Cham wrote:I've identified three or four things which are showing something is wrong with Celestia :
1- showing the nebulae gives an extremelly laggy animation. My FPS is dropping dramatically as soon as I switch ON the nebulae. With most of the previous builds, it was acceptable. Now, it isn't.
I'm getting 30fps using an Nvidia 7800GTX.
I have not had an opportunity to try this Addon on a slower system, but getting less than 60fps does suggest that there's more overhead than there used to be. The two 3DS Nebula objects in this Addon are simple cube "billboard" objects, each with a 512x512 jpeg image on it. The 3DS model used for the fov image has no transparent materials to cause problems, either.

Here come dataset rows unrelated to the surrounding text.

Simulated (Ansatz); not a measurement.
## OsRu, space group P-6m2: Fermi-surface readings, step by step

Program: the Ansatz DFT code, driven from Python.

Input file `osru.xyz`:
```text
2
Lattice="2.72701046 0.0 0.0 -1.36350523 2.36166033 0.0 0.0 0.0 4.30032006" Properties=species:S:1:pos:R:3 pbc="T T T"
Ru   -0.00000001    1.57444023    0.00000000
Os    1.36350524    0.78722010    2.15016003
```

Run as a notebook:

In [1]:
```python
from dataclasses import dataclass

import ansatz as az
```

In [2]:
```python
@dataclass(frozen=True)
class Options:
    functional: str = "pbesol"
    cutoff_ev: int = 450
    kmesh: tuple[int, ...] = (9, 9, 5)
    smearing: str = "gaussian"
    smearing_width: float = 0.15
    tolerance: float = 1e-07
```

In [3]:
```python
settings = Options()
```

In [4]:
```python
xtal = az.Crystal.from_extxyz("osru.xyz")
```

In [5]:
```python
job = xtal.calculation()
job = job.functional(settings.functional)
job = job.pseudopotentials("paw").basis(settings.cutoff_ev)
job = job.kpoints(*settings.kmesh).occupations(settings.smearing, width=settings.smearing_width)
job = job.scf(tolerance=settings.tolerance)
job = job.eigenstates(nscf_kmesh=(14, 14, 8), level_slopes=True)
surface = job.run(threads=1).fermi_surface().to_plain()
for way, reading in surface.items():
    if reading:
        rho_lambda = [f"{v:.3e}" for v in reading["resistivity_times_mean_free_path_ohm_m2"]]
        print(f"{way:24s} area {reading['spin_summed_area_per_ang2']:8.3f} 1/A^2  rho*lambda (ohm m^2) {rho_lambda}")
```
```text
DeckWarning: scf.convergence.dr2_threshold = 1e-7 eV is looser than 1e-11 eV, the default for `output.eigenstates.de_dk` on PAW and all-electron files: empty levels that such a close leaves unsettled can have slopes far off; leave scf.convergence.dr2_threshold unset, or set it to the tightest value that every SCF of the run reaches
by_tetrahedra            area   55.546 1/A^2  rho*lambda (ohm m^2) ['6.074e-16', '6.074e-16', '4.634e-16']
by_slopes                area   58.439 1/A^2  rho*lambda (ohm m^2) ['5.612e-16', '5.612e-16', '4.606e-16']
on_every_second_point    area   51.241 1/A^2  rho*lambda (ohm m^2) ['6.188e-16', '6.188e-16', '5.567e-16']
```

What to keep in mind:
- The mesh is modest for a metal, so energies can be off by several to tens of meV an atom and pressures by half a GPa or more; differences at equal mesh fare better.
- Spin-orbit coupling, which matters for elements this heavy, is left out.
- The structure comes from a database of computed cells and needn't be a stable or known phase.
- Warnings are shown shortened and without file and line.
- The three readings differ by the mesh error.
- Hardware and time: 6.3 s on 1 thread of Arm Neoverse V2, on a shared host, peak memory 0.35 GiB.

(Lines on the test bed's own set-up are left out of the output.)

2- using your addon, I noticed there's a smalll unidentifiable object visible at the center. See the picture below. The red arrow is indicating that "fly", which shouldn't be there
I see no such object on my Windows system.
3- the zoom function is now extremelly laggy, even if only one nebula is showing on screen. There's a clear problem with the FOV zooming at high magnification.
The slowest I've seen is 25fps.
4- Hubble's grid isn't properly aligned anymore, relative to M 16, while it was absolutly perfectly aligned before.
If you mean that it is rotated relative to the picture, then that's just the way it is. As I mentioned in the readme, the rotational orientation of the hubble-fov model on the "plane of the sky" is not controllable in this version of the Addon. I hope to make this possible in a future version. It is pure chance that the rotational orientation of the fov model in the previous TwoVector BodyFrame versions matches the orientation of the picture of M16.
On the other hand, if you mean that the fov is offset to one side or another, that would happen if your viewpoint is displaced too far to one side or another of the object at "hubble-pov", causing a parallax between "hubble-fov" and the target.
EDIT : I just realised what that "fly" actually is : it is the Hubble's model itself, showing as a tiny object ! I don't understand what it is doing there, but it is the Hubble model !!
What do you see if you type "t*" (turn off Track, look backward)?
When you do that, you should see the "real" Hubble telescope model. It should be extremely large in Celestia's window. You'll have to reduce magnification, returning Celestia to a field of view that is 20 or 40 degrees or more across. If you don't see Hubble there, then perhaps the bug is the "real" Hubble and somehow your viewpoint is very far away from where it is supposed to be (at hubble-pov).